I’m fond of Shakespeare’s Roman plays, so the RSC’s four-play season is very welcome, but it took me a while to warm to this opening production, the first part of which seemed strangely unanimated and perfunctory.
The titular character is a war hero and leader, but he can’t hide his contempt for ordinary people who, stirred up by a couple of politicians, banish him. His revenge is to join his former enemy and invade Rome, until his mother persuades him otherwise, which leads to his new comrades turning against him. There’s something very resonant about it in current times!
The crowd scenes and tribunal scenes of the first, rather dull, part lack passion, but later scenes, like Coriolanus’ offering himself to the enemy, his mother’s pleading and the final scene are particularly well staged. The design has something to do with my early disappointment – I groaned when I walked in to see a forklift truck and fully loaded pallets and I tired of brick walls, metal roller doors and greyness.

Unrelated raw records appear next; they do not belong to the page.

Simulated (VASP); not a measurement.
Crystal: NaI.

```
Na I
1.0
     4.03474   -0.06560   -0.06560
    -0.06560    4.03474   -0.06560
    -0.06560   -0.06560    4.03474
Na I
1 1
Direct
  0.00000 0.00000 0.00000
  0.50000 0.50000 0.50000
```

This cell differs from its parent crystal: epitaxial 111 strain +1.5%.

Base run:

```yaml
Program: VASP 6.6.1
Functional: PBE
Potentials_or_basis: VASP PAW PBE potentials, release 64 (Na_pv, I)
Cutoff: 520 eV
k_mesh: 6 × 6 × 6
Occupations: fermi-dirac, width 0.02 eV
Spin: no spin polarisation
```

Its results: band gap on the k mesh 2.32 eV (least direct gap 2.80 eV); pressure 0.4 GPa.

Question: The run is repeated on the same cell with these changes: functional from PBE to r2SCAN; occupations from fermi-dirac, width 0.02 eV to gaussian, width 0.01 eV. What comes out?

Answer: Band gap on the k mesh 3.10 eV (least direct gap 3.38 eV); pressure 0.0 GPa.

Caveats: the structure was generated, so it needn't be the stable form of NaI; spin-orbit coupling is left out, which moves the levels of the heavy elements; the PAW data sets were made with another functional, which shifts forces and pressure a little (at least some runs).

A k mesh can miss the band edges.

Sope Dirisu, who I admired as Casius Clay in One Night in Miami at the Donmar last year, is an excellent Coriolanus and Haydn Gwynne is superb as his mother, Volumnia. I thought the casting of Martina Laird and Jackie Morrison as the tribunes worked well and there’s fine work from Paul Jesson as Menenius, Charles Aitkin as Cominius and James Corrigan as Aufidius.
If only the first part packed more of a punch and the design served the play better.